By: Fr. Andrew Stephen Damick

Well, it’s time for a good Christmas rant. This requires a rant, because every year, we see the same ignorant silliness. (Sorry, but it’s just true.) Supposedly, Christmas is secretly pagan, secretly syncretist, secretly a co-opting of pagan stuff and ignorantly claiming it to be Christian. But the truth about these things is so available that it’s literally staring out at you even from Wikipedia.

Well, if you are one of the people who says this stuff, I’ve got a lot of problems with you people. Let the airing of grievances begin. (And it’s not even Festivus yet!)

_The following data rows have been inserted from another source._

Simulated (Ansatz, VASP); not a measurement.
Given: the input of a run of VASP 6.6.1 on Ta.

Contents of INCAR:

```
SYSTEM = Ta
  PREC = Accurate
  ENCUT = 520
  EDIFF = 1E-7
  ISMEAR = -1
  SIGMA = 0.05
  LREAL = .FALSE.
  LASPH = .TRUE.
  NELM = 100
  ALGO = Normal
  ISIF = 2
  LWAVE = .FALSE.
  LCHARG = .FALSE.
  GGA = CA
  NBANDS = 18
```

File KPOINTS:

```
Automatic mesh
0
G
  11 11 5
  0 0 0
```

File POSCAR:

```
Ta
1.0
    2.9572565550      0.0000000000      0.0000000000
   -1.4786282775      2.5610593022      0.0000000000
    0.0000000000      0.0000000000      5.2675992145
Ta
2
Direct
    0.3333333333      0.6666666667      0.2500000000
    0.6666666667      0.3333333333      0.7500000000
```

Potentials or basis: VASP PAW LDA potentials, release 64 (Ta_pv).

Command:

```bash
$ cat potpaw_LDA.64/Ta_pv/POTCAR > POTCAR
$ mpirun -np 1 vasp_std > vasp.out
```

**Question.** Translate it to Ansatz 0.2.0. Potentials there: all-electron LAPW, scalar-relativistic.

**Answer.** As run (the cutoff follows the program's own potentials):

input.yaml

Is this about the Christmas tree?

What if I told you that most Christians throughout history did not celebrate Christmas with trees? Christmas trees have started to spread all over the world, but that is a recent development and not something most Christmas-celebrating Christians would have even heard of for most of history. Christmas trees were a purely localized phenomenon for a long time.

And it’s not like pagans invented trees or even invented cutting them down and bringing them inside. Are you really saying that Pagans own trees?

And mistletoe? Really? You think that Christmas hangs upon mistletoe? So provincial, you guys.

So, yes, you can have Christmas without Christmas trees (or mistletoe). Most Christians always have.

Is this about “Yule”?

Like the Eostre/Easter connection (which is only made in a handful of countries with Germanic languages; most languages use some variant of the Hellenized Hebrew Pascha), this is really just about the name of a month getting associated with a big festival that happened to fall in that month.

And do you really expect me to believe that burning a log in a fireplace has some unbreakable pagan connection that Christians just shouldn’t do? Like, burning logs is pagan? Maybe Christians would like to be warm, too.

Yes, there was Germanic pagan Yule stuff. But Christmas has as much to do with pagan Yule stuff as the Fourth of July has to do with the deified Julius Caesar (for whom July is named).

And let’s remember that Germans didn’t even come into the Christmas picture for a good long time. They certainly weren’t there at the manger. (Sorry, guys!) So, yes, you can have Christmas without anything to do with “Yule.” Most Christians always have.

Is this about giving gifts?

How is giving a present pagan? How is giving presents on a holiday pagan? Just because there is a similarity between two things doesn’t mean that one is a cause of the other or that one is based on the other. Correlation doesn’t equal causation. And what if I told you that giving presents on Christmas is not a universal Christian practice? Yes, there is such a thing as Christmas without presents — and not just when you threaten your kids with it, either. So, yes, you can have Christmas without presents. Most Christians always have.

Is this about commercialism?

Hey, I lament the commercialism. I do. But it’s just sort of dumb to claim that people who celebrate Christmas badly have successfully co-opted the feast day. So I don’t know how this one got in here, but I’ve definitely heard people call Christmas shopping and all its modern American insanity “pagan.” But whatever. So, yes, you can also have Christmas without crazy Christmas shopping. Most Christians always have.

Is this about Santa Claus?

Look, Santa may not be real, but St. Nicholas sure is — he was a fourth-century Christian bishop in what is now Turkey.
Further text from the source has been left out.